After years of operating without, clean drinking water will eventually return to Milton-Freewater’s Locust Mobile Village.
The Milton-Freewater City Council unanimously voted Tuesday to authorize a $457,000 forgivable loan from the state to connect the trailer park to the city’s water system. City Manager Linda Hall said the loan will be converted to a grant as long as the project is finished within three years of the contract being executed.
Inside the urban growth boundary but outside city limits, Locust Mobile Village has been in a protracted battle with the city to gain access to the municipal water system.
In 2015, the trailer park tried to force the city to annex the property into the system until the city lobbied the Oregon Legislature to pass a law that effectively scuttled the move.
A year later, the Oregon Health Authority found a federal grant that would have covered the city’s cost of extending water lines, with the Umatilla County Board of Commissioners agreeing to act as the fiscal agent.
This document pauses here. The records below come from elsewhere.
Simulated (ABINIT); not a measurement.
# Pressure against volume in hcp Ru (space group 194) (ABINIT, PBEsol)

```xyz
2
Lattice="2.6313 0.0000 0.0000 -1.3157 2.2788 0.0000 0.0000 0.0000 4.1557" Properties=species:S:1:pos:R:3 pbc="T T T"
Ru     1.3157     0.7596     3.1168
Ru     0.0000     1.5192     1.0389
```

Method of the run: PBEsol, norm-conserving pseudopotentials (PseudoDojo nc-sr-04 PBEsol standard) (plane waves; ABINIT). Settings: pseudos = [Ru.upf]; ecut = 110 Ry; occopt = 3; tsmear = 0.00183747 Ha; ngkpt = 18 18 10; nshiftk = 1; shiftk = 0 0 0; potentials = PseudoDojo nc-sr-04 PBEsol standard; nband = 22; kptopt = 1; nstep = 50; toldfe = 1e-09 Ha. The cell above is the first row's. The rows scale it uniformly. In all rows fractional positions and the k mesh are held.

But the council unanimously voted to reject extending the utility at that time, reasoning it wasn’t the best use of federal money and was unfair to other properties that had to solve utility problems on their own.
A subsequent public meeting with the representative from the Greater Eastern Oregon Regional Solutions Team to address council concerns devolved into bickering as the council criticized the park for its code enforcement issues.
In a much more mild environment, the council didn’t spend much time debating the Business Oregon grant at Monday’s meeting and none of the audience members spoke out against it.
Hall stressed the grant meant ratepayers and citizens wouldn’t have to pay for the cost of extending water to the trailer park.
Although the council unanimously authorized the grant, Councilor Brad Humbert had some parting words on the issue.
“I just want to thank Linda and staff for not folding or buckling to the county commissioners when they didn’t stand up for the city,” he said. “And not buckling to the state (for) the disaster that no one will enforce their code over. It’s not in the city limits. It’s not necessarily our problem, but we seem to have to clean up others’ messes.”
The council also approved a $34 million budget for the 2018-2019 fiscal year. Balancing the budget required a few corresponding moves, including:
• The council agreed to raise golf course rates 3 percent, but exempted student daily greens fees, student punch cards, golf cart barn rentals and season passes from the increase. The council also had the option of instituting an across-the-board rate increase, but the Milton-Freewater Golf Board recommended the more targeted raise.
The council voted 4-1 to raise the rates, with Humbert voting against.
Humbert said the golf course does a lot of good for the community through charity golf tournaments, but continual rate increases could eventually decrease patronage from out-of-town golfers.
• The council unanimously voted to increase electrical rates 3 percent and raise the service availability fee for commercial and industrial customers.
Electric superintendent Rick Rambo reported the 3 percent rate increase was necessitated by the city’s power supplier, Bonneville Power Administration, raising its rates 5 percent in October.
Hall said the 3 percent rate increase was a requirement of balancing the budget, but the council had more “wiggle room” in the availability fees.
Currently $15 for both commercial and industrial, staff recommended raising the commercial fee to $25 and the industrial fee to $50.
Concerned by the large jumps in price, Councilor Verl Pressnall suggested raising commercial to $20 and industrial to $30.
The council incorporated Pressnall’s recommendation into the motion and unanimously passed the fee increases.